Thank you for your informative response. Since craquelure is part of oil painting, do today's artists use a more stable medium?
I just saw the movie "Girl with a Pearl Earring" and became entranced by the portrait. It has been restored twice but the craquelure remains. Wish I could see it as it was on the day Vermeer finished. In fact (and this will horrify you), I would buy a print if they could airbrush out the crazing.
You know how old oil paintings are covered with a network of fine cracks? I'm wondering why restorers don't try to repair this crazing in the paint. The "Girl with the Pearl Earring" would look much more like a girl if she didn't have all those "wrinkles".
Is it possible to reverse/prevent this crazing in oil paintings? How long does an oil stay smooth--one year? Ten? A hundred?

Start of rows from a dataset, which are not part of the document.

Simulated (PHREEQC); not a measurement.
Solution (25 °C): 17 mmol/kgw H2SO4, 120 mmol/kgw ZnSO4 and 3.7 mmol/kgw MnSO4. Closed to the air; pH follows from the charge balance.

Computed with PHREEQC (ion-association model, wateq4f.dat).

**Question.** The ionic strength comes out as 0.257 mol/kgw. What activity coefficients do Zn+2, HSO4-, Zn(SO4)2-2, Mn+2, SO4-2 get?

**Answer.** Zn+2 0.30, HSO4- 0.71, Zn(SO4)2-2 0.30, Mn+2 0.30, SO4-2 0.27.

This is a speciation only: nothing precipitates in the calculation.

Dear Janet, Your questions refers to the general term "craquelure" which is part of the natural drying process of oil paint. There are a number of terms used to identify various appearances of surface cracking, such as cupping, alligatoring, spider webbing, etc. All drying oil paint shrinks and causes craquelure, this can occur in a matter of weeks or a hundred years. The volume and type of crazing is affected by how the support (canvas, wood panel, composite board, etc.)was prepared, and the recipe of the paint medium. The support is usually covered with a layer of gesso, plaster, or white lead paint, which is called the "ground". After this dries or ages the artist then applies his paint, or may first draw a sketch and then apply his paint. The paint pigments are suspended in an oil base which can be "personalized" by the artist. He may add any of numerous solvents, oils, or even bitumen to make his paint thinner, thicker, or his colors more opaque or more translucent. All of this will affect the drying of the paint, and the type and amount of craquelure.
Painting conservators can often eliminate or lessen the distracting appearance of craquelure. Before painting conservation became a science people would attach a second canvas to the back of the original with glue or white lead and press it with heavy weights. This would flatten the cracking, but also flatten the impasto and pretty much ruin the painting. Today, depending upon the type of craquelure and its cause, conservators will use different types of backings to reduce the craquelure. One method is to use a vapor treatment on a vacuum table, which relaxes the original paint surface and reduces the crazing. Sometimes the only way to improve appearance is to fill in the cracks and repaint those areas. However, this is done sparingly and only when there is no other option. In some cases it is safest just to live with the painting as it is.
Dear Janet, I answered this question some time ago, but evidently it did not go through. Most painters today use acrylics which seem to be more stable than oil paints, however in my opinion they lack the warmth and depth of oil paint. Also, acrylics have not been around long enough to know how they will appear in 100 or 200 years.